NY futures ended the week basically unchanged, as December was down just 4 points to close at 69.76 cents.
The futures market saw relatively little movement this week, as December closed the last five sessions in a tight range of just 127 points, between 68.49 and 69.76 cents. The market continues to be boxed in between mill buying/fixations in the high 60s and producer selling above 70 cents.
The market’s sleepy demeanor belies the fact that open interest in futures currently amounts to a massive 26.07 million bales, which is the highest level ever for this date and is only about 4 million bales below the all-time record of early 2008. When we include the options ‘delta’ position, then open interest is at 34.74 million bales according to last week’s CFTC data. This is the highest amount since April 2011 and 10.68 million bales more than a year ago!
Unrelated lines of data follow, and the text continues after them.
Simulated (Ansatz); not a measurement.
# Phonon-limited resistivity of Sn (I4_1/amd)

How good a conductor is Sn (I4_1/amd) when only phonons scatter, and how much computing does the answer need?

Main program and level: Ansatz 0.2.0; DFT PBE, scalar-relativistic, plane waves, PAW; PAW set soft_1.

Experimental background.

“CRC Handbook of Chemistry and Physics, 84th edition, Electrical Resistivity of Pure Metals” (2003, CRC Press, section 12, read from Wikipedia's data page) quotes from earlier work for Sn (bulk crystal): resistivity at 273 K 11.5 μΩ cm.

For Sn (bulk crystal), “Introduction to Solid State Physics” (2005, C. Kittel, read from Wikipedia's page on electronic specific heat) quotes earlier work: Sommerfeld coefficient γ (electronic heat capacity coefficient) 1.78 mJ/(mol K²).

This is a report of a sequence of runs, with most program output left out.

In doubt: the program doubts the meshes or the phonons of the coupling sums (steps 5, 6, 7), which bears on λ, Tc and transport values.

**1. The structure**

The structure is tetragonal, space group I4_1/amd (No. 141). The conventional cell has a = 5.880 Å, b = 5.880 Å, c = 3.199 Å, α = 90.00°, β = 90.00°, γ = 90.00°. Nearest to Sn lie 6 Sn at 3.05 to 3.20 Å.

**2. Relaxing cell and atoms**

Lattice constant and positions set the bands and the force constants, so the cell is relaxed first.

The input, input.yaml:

This surge in open interest is not unique to cotton, as other commodities have also seen an increase in spec and index fund longs in recent months. We believe that many money managers see commodities as an undervalued asset class, especially when compared to stocks, bonds and real estate. It doesn’t take much of a reallocation from some of these other assets to have an impact on the much smaller commodity space.
According to the latest CFTC report as of October 18, speculators were 8.9 million bales net long, index funds were 6.7 million bales net long and the trade was on the other side with a 15.6 million bales net short. If our assumption is correct and speculators are indeed digging in on the long side of the cotton market, what does that mean for the trade going forward?
The trade net short position is for the most part made up of shorts against the 8.56 million bales in unfixed on-call sales and a large amount of basis-long positions (long cash cotton/short futures) in a variety of origins, such as the US, Australia, West Africa and Brazil. Over the coming months this 15.6 million bales net short will likely decrease, as mills fix cotton and buy basis-longs from merchants. Some grower selling will add new shorts to the mix, but probably not at the same rate as mills fix and buy.
Let’s therefore assume that because of these actions the trade net short position will decrease by 5 million bales net over the next six months, from the current 15.6 million to 10.6 million. This means that the trade would have to be a net buyer of futures in the amount of 5 million bales. But in order to do so either the specs or index funds would have to sell 5 million bales net, and therein lies the problem!
Despite some weakness in the market over the last couple of months, speculators have been stubbornly hanging around on the long side, while mills are getting increasingly nervous and frustrated about the market’s resilience. In the case of December fixations, mills are also running out of time on their 2.1 million bales in outstanding fixations.
US export sales for the week that ended on October 20 were down considerably due to higher prices that week, as only 136’600 bales of Upland and Pima were added to the tally. There were 16 markets participating in the buying, while 23 destinations received shipments of 135,800 running bales. Total commitments now amount to 6.2 million statistical bales, of which 2.15 million bales have so far been exported.
So where do we go from here? With speculators digging in on the long side, some trade shorts have their backs against the wall as they are running out of time on their Dec fixations. Unless specs somehow get spooked out of their positions, the market is likely to remain on a firm footing as we head into the index roll, options expiration and Dec fixations.
A market devoid of carrying charges suits speculators and index funds, as they are able to roll their longs forward at minimal cost. At the moment there is only about 100 points of carry on the board for the seven-month period between December and July. However, with the US crop coming in fast we believe that merchants will try to rebuild carry by increasing the certified stock, which would not only help them to hold inventory, but would also discourage spec longs.
An interest rate hike by the Fed is another potential catalyst that might flush out some spec longs. At the moment the market has the odds for a 25-point increase in the Fed Funds rate at 70%. The last time the Fed hiked rates late last year, the stock market sold off and speculators moved to a ‘risk off’ position in January, which put pressure on commodity prices.
For now we stick with our call for a trading range between 67-71 cents, but we can’t deny that we feel uneasy about this massive open interest, which has the potential to unleash some big moves to either side!